Co-Founder & CPO at Avesha
29 September, 2022
6 min read
A multi-cloud or hybrid strategy gives enterprises the freedom to use the best possible cloud native services for revenue generating workloads. Many organizations are utilizing multi-cloud deployment use cases like
The cloud vendors provide common solutions like compute, storage and networking solutions with cost efficiencies. Organizations today consume multi-cloud solutions for enterprise IT services like email, Salesforce, PaaS from Microsoft etc. for applications. Study from Flexera shows most enterprises today on average use 5 different clouds.
Enterprises are leveraging existing contract relationships to consume IaaS/SaaS solutions to operate in multi-cloud environments.
Enterprise applications are containerized, and Kubernetes has become the de facto standard for orchestration. The choice of Kubernetes is helping enterprises multi-cloud design patterns that are easy to adopt. Kubernetes allows builders to deploy, manage and scale with ease. With microservices and Kubernetes container orchestration, builders can improve feature velocity by decomposing microservices to smaller functional features and take advantage of the canary deployment model for fast-paced business value. This proliferation of microservices in enterprise environments leads to growth of the Kubernetes ecosystem. Deploying and effectively managing Kubernetes at scale demands a robust design process and rigid administrative discipline. While applications are being containerized, enterprises are faced with multiple decisions with respect to various types of workload requirements including, but not limited to, highly transactional, data-centric, location- specific, workloads. The workload distribution needs to take factors into account like latency, resiliency, compliancy, and cost metrics. While enterprises are using multi-cloud for deployment of applications, they are siloed to a specific cloud per application. However, this deployment pattern is quickly changing with data integration across clouds.
Each cloud provider has a unique value proposition for workloads to consider. Let’s take an example of Oracle cloud. Oracle Cloud apart from computational capabilities, brings best-in- class database management functionality and surrounding ecosystems of analytics as well as cloud native products.
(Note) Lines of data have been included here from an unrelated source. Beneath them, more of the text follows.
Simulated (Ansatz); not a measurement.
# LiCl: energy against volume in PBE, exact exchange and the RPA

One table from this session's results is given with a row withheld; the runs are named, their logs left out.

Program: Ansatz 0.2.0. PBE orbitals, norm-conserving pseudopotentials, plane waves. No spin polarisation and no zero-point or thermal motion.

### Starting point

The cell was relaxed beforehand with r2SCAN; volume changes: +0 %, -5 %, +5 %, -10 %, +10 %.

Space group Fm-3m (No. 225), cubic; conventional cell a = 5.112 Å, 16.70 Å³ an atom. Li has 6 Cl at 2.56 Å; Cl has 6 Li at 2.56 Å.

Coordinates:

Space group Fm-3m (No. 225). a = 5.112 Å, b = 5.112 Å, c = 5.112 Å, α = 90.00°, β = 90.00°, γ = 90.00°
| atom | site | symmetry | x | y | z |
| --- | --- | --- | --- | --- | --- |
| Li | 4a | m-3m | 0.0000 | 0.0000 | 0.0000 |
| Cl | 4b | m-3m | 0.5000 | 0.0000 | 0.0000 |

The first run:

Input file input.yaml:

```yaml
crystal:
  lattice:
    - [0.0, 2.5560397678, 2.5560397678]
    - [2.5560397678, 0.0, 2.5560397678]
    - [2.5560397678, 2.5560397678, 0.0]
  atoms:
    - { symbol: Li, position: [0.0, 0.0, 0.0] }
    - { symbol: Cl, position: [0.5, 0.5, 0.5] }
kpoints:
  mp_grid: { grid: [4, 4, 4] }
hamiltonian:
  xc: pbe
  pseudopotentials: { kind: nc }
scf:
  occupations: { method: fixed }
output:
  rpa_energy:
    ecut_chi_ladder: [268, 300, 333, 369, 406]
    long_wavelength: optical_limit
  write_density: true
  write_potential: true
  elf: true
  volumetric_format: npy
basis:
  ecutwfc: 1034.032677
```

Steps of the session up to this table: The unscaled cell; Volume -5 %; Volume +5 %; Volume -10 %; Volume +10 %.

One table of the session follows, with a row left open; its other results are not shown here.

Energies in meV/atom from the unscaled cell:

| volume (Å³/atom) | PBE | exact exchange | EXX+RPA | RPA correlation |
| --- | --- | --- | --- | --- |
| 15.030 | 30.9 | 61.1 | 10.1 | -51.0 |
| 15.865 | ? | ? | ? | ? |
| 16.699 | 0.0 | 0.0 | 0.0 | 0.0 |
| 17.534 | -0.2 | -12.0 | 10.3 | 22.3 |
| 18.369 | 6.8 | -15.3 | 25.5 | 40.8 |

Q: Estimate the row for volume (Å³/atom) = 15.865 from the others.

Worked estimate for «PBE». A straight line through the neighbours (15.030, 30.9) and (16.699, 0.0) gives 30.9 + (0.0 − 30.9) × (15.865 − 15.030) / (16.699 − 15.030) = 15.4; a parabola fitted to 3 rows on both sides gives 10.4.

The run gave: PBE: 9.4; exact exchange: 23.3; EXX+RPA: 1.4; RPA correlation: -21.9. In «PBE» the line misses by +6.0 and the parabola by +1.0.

While enterprises containerize their workloads and reap the benefits of multi-cloud architectures to bolster resiliency and consume best-in-class features from cloud providers, however, multi-cloud deployment bring in various challenges like
As organizations reach maturity in running Kubernetes they expand their ecosystems to include multi cluster deployments. Multi cluster deployments are hosted in datacenters or distributed in datacenters as well as in hyperscaler clouds. Some of the reasons enterprises choose to deploy multi cluster environments are for team boundaries, latency sensitivity where applications need to be closer to customers, geographic resiliency, and data jurisdiction policies involving user data restrictions in countries where data cannot cross geographical boundaries like, GDPR and California Consumer Privacy Act – CCPA. While distribution of applications across clusters increases, there is a growing need for these applications to reach back to other applications in different clusters.
Platform teams face tedious operational management challenges when faced with providing infrastructure to application developers extending the construct of namespace sameness to multi-cluster deployments, while also maintaining tenancy, governing cluster resources and cluster configuration without environmental configuration drift. Enterprises will benefit greatly by having clusters across regions and clouds with uniformity for access and resources for application deployment velocity.
In the early days of multi-cloud journey, platform teams made a conscious choice of connecting clouds using traditional firewalls, security controls and routing gear. With the growth of ephemeral application infrastructure and service to service communication paradigm in microservices, building network paths inside of the Kubernetes environment suits the agility needed for services and automation needed for deployment speed.
Traditional Kubernetes networking is no small feat which we have been deploying for years. While we are used to defining domains and firewalls at places where we need boundaries and control, mapping that in Kubernetes is challenging. “Yes”, you do need additional flexibility beyond the namespace. Having to connect multiple clusters let alone distributing workloads across clouds would need serious planning from NetOps teams.
To effectively govern a multi-cloud environment, a platform which manages across cloud providers is essential. Some of the critical principles include defining guardrails for product teams, policies for security and ability to place application workload on demand across the footprint.
Isolation for enterprise teams:
Each team operates multiple workloads such as services or batch jobs. These workloads frequently need to communicate with each other and have different preferential treatments. Enable isolation for this set of applications by defining sets of compute resources dedicated per team (especially GPU resources).
Single operator for multi-customer enterprise (aka SaaS provider):
B2B software vendors are increasingly providing SaaS based delivery and need tighter isolation from customer A vs. customer B. Today most delivery of such services are done by hard cluster boundaries, thus leading to cluster sprawl. Cost Optimization and operational efficiency are critical considerations.
Case for Hybrid:
Enterprises who have a data centric application in a datacenter and would like to keep data in the datacenter for compliance reasons need a hybrid/multi-cloud environment.
As per Flexera 2021 State of the cloud report and summarized by Accenture, 31% of enterprises are looking for hybrid solutions for workload bursting (cloud-bursting). Enterprises requiring extra capacity on-demand but need connectivity back to the data store in the datacenter, or certain web properties running in the cloud need to reach back to the datacenter for database access.
76% of companies are adopting multi cloud and hybrid cloud approaches – according to a report by Jean Atelsek @ 451 Research. A similar survey from Accenture, 45% of enterprises responded, ‘Data integration between clouds’ as one of the use cases for multi cloud architecture. Thus, a robust platform that supports and scales multi and hybrid cloud deployment patterns, easily and securely, is the need of the hour for enterprises.